Musings from the ever-changing, ever-amazing and occasionally ever-baffling Fort McMurray, Alberta.

Friday, December 13, 2013

The Pledge to End Driver Failure

I hate writing these posts. I hate writing them at any time of the year, but during this month, so close to Christmas, I hate it even more. And yet I feel compelled to write them, because this is an ongoing dialogue, and a conversation we need to continue to have. I wish we didn't need to bring it up again, to re-open old wounds - but we do, and while I don't mean to harp on the subject I think we need to keep the discussion going - because it may save lives.

Once again we have seen lives lost on Highway 63. I don't know the details of the incident, and nor do I pretend to. Perhaps it was weather related, or some odd set of circumstances. Or perhaps it was, as it is in the majority of cases, driver error - or, as I prefer to call it these days, driver failure.

You see sometimes the weather fails us, and we have these incidents. Sometimes our vehicles fail us, and we have these incidents. And sometimes even our own bodies fail us, and we have these incidents (as I do know of cases where someone has suffered cardiac arrest behind the wheel, and a subsequent collision). All too often, though, we are the failure. All too often it is us.

I am beyond happy that twinning progress is going well on Highway 63. I have always said, though, that there will continue to be deaths even after twinning is completed if we don't have an honest, frank, and perhaps brutal conversation about why and how these collisions occur. If we don't acknowledge our own role then we will continue to see carnage on the roads, and it will take the lives of those we love - or even our own.
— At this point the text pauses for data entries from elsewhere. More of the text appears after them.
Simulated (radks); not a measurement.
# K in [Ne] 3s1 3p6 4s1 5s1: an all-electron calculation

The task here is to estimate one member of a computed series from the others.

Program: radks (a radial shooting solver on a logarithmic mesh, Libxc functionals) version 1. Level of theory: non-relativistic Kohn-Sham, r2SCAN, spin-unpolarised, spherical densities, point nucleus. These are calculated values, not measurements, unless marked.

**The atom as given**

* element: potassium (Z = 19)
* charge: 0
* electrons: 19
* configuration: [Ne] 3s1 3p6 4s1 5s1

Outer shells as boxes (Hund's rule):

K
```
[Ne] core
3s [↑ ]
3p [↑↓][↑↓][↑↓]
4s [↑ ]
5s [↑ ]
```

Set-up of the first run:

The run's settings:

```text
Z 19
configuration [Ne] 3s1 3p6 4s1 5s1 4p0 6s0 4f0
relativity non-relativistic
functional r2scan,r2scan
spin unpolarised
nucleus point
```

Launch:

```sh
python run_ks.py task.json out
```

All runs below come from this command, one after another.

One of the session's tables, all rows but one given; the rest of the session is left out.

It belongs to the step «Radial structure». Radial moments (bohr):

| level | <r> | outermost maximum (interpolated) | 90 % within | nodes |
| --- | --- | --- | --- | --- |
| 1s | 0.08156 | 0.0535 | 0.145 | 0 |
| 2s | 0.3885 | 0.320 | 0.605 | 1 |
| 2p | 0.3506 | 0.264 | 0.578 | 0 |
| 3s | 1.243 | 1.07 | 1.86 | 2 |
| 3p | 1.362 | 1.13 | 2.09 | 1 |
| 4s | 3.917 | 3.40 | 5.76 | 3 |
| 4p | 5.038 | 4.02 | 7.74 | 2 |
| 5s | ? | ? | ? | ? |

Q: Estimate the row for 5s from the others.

The reality is this: We are our own worst enemy. We drive too fast, or we drive while intoxicated. We drive while we are exhausted, or we drive when we are stressed. We fail to follow the rules of the road. We take risks. We ignore the weather and drive as if the roads were clear and dry when they are a sheet of ice. We get frustrated and we try to pass five vehicles at once. We fail ourselves, and on occasion we fail others. And sometimes we, or they, pay the ultimate price.

Recently I signed a pledge. It is one I have signed many times in my head, but this time I did it consciously and online. I made a commitment to you, and to myself. I made a commitment to contribute to a safer Highway 63 and 881, except that I consider this pledge binding whenever I step into my vehicle and turn the key. And there is another reason I signed this pledge.

Because I am going to have the Intrepid Junior Blogger sign it, too.

The IJB turned fourteen this year. One of the first things she asked for was her driver's education study booklet, and that booklet has been her constant companion ever since. She has been studiously preparing for her written test so she can get her learner's license. She has expressed some trepidation about this, a fear about learning to drive, and we talk a great deal about safety and the roads and if it is easy or hard to drive. And while she might be a little anxious about the entire thing I must admit that I am terrified, because one day soon the person most precious in the world to me will be behind the wheel of thousands of pounds of steel. She will be a driver. She will be out there on the roads - and I don't want her to fail.

You see when you are on the road you aren't just responsible for yourself. You are responsible for your passengers. You are responsible for me. And you are responsible for my daughter, a young woman just beginning her journey of driving - and life. You have her life in your hands, just as yours will one day be in hers. I expect you to hold it carefully, because I have pledged to hold carefully that of yours, and your family. I encourage you to take the pledge too, but I ask you to do more than that. I ask you to not fail. Don't fail your community, your family, or yourself. Drive safe. Drive with intention. And drive knowing that you carry on your shoulders the weight of all who share the road with you. It is a big responsibility, I know - and it is one where failure leads us all down a very dark path.

Sign the pledge. Think about what it means. And then talk about it with your friends, and your family, and your children who are drivers, or about to be. Tonight I will be doing exactly that with the IJB, and she will take a pledge to protect your life. I don't think it's too much to ask for you to do the same for her, do you?